Cryptocurrency: Now Considered a Commodity

Now there is a commodity newcomer: cryptocurrency. This means that in the cryptocurrency market, virtual currencies can be traded as commodities – similar to how one trades gold, oil, coffee, or wheat. In a landmark ruling last September 2018, United States Federal Judge Rya Zobel declared that virtual currencies meet the definition of a commodity under the Commodity Exchange Act (CEA). What this signifies is that the Commodity Futures Trading Commission (CFTC) has regulatory jurisdiction over cryptocurrency trading and is subject to the same regulations as commodity trading. Some of the most highly-traded cryptocurrencies are Bitcoin, Ethereum, and Ripple.

Investing In Commodities

If you are considering investing in commodities, there are several ways to do so. One way is to buy different amounts of physical raw commodities.  An example of this is purchasing precious metal bullions.  Another way that you can invest in commodities is through futures contracts or ETPs (Exchange-Traded Products).  Other ways of investing in commodities include mutual funds, index funds, and stocks. These investments are highly complex because of their volatile nature.  Consulting an experienced broker is recommended. Commodity investing is usually done by more seasoned investors. For those who are interested in commodities, you need to first get involved with the more basic areas of investing.

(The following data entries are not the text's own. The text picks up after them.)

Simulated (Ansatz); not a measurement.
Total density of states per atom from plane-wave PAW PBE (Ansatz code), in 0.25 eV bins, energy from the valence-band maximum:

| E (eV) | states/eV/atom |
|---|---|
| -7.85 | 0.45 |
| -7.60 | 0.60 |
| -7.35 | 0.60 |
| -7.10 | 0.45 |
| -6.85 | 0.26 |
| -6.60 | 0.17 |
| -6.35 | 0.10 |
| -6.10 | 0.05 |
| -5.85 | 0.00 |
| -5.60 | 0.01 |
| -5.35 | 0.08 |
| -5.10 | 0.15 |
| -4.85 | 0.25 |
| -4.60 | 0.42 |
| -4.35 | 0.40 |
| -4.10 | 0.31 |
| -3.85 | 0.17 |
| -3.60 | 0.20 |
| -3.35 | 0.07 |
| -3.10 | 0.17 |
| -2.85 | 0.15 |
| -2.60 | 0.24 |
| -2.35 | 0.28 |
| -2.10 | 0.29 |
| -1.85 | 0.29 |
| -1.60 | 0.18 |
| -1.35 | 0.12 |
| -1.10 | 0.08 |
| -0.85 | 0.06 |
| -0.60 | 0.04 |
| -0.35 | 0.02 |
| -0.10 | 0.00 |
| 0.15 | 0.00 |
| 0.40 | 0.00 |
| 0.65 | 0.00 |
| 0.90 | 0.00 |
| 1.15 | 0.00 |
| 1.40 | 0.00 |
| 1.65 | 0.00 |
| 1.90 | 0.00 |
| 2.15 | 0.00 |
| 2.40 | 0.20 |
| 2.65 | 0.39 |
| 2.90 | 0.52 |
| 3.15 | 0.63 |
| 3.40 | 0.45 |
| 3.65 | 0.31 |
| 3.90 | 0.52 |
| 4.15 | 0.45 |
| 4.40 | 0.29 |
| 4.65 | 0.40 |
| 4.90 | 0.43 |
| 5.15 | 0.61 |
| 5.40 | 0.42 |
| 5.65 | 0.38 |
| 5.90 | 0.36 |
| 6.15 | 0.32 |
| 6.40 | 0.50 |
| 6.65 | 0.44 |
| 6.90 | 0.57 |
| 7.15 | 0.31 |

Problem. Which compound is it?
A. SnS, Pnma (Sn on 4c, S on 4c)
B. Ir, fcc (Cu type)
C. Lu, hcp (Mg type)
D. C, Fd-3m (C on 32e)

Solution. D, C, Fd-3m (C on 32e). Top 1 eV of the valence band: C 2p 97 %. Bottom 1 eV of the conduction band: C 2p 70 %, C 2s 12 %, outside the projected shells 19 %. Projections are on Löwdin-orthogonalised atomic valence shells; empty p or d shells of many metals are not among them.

There are many commodities exchanges around the globe. Many specialize in specific commodities.  For instance, you can only trade in metal commodities at the London Metal Exchange. In the US, some of the most popular commodities exchanges are the New York Mercantile Exchange and the Intercontinental Exchange which is based in Atlanta.

Investing in oil, gold, and other base metals is an ideal place to begin for commodity investors. Before you invest in commodities, consider asking three key questions.  The first question is ‘what is the current level of world production?’ The second question is, ‘are there new supply sources?’ The third question to ask is ‘is there undergoing exploration for potential supplies?’ The basic economic principles of supply and demand govern the commodities market.

Benefits of Investing in the Commodity Market

Why invest in the commodity market? Here are the benefits of commodity investing:


Commodities are able to diversify an investment portfolio.  Commodity returns usually have minimal or no correlation with the returns of other stocks and bonds. In fact, when bonds and stocks fall, then the price of commodities rise. This movement may or may not be connected at all. This is because the factors that affect other assets do not affect the returns on commodities. Therefore, a diversified portfolio with a low relationship between its assets will have less tendency to have volatile returns.

High Returns

Since commodity markets are volatile and individual prices can fluctuate based on current supply and demand, they can have massive swings in prices. Good investors who study the commodities market well can take advantage of these huge price swings in order to make a profit.

Inflation Protection

Inflation can erode the value of stocks and bonds, but it has a different effect on commodities. When there is inflation, the prices of commodities will remain the same or even increase.